- A potential recession wouldn't be as bad as 2008, Mohamed El-Erian said Thursday.
- However, the Fed needs to avoid making any further policy errors, the economist said.
Any recession on the horizon wouldn't be as severe as the 2008 crash as long as the Federal Reserve can avoid further policy mistakes and the US takes necessary steps to avoid a steep downturn, according to economist Mohamed El-Erian.
El-Erian has been a vocal critic of the Fed for waiting too long to bring the hammer down on inflation. The delayed response is one of the reasons why inflation climbed to a 41-year high this summer, El-Erian says, and now has central bankers scrambling to put out the fire with aggressive rate hikes.
That's put the odds of a recession to be "uncomfortably high," El-Erian and other economists have warned. But, an incoming downturn likely wouldn't be as severe as the Great Recession, El-Erian said, which whacked the economy with a 10% unemployment rate at its peak.
"[A recession similar to 2008] should not be the case — unless we make more policy mistakes," he said in an interview with New York Magazine on Thursday, pointing to the strength of the US economy.
The labor market remained hot amid aggressive monetary tightening this year, which is a natural barrier to any potential recession. US companies are also benefitting from strong balance sheets, and the country's economy is still highly competitive on the global stage.
However, there are still things that could be done, or done better, if the US is to avoid a harsh recession.
"We have four things we can do to make this a very short and shallow recession," he added, pointing to protective measures on the population as well as implementing some policy and labor market reforms. He says things that can be done in the US include:
- The Fed improving its understanding of the economy and its policies.

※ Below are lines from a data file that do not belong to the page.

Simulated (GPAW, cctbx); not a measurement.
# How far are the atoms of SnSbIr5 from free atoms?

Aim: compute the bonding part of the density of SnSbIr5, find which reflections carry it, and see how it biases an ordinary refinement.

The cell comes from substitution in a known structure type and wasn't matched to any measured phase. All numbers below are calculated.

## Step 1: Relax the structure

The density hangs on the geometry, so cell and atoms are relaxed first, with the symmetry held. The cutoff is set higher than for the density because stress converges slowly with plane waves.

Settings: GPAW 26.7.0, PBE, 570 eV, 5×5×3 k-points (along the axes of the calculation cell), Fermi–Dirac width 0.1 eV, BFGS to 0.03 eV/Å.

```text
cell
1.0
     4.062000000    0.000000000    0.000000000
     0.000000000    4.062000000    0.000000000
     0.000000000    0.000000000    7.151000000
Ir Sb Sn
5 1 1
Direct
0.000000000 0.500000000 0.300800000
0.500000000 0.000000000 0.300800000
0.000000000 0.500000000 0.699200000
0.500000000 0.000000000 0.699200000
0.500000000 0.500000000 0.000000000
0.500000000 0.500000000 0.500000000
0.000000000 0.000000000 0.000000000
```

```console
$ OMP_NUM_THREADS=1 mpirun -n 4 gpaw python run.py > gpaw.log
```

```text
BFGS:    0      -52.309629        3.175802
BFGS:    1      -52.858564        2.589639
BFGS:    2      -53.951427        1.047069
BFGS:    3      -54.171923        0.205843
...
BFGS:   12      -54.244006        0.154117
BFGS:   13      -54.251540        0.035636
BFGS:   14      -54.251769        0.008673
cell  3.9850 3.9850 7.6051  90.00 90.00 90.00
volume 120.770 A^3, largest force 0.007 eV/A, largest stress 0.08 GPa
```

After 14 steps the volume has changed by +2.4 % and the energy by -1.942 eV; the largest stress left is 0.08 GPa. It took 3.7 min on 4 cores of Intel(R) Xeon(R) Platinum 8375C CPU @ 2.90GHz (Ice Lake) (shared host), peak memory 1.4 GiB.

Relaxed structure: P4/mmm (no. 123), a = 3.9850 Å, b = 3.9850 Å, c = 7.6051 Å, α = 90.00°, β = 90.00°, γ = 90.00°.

- Implementation of better protection for the most economically vulnerable in the population.
- Implementation of structural reforms to boost productivity and human capital in the labor market.
- Closely monitoring financial stability of non-bank institutions.
Some of this would go toward helping the Fed restore credibility, which El-Erian says was lost when the central bank insisting that inflation was just transitory. He pointed to the intense scrutiny of Fed policy this year, even by former Fed officials.
"I've never seen a central bank issue projections every quarter and former Fed officials say they are unrealistic and dismiss them. And people who worry most about hard landings will tell you that because the Fed looks at lagging data, it doesn't realize how quickly the economy slows," he said.
El-Erian previously warned of long-term inflation expectations getting entrenched in the economy, which would be costly for the Fed to unwind. That means the biggest policy error the central bank could make now is ending rate hikes too soon, he added.
"I don't think they can stop now. Because their credibility is so damaged that if they were to stop now, people immediately say, 'This is the Federal Reserve of the 1970s. This is the flip-flopping Fed, and we will have prolonged stagflation,'" he warned. "I'll tell you that the consequences of that are worse than the consequences of the Fed continuing."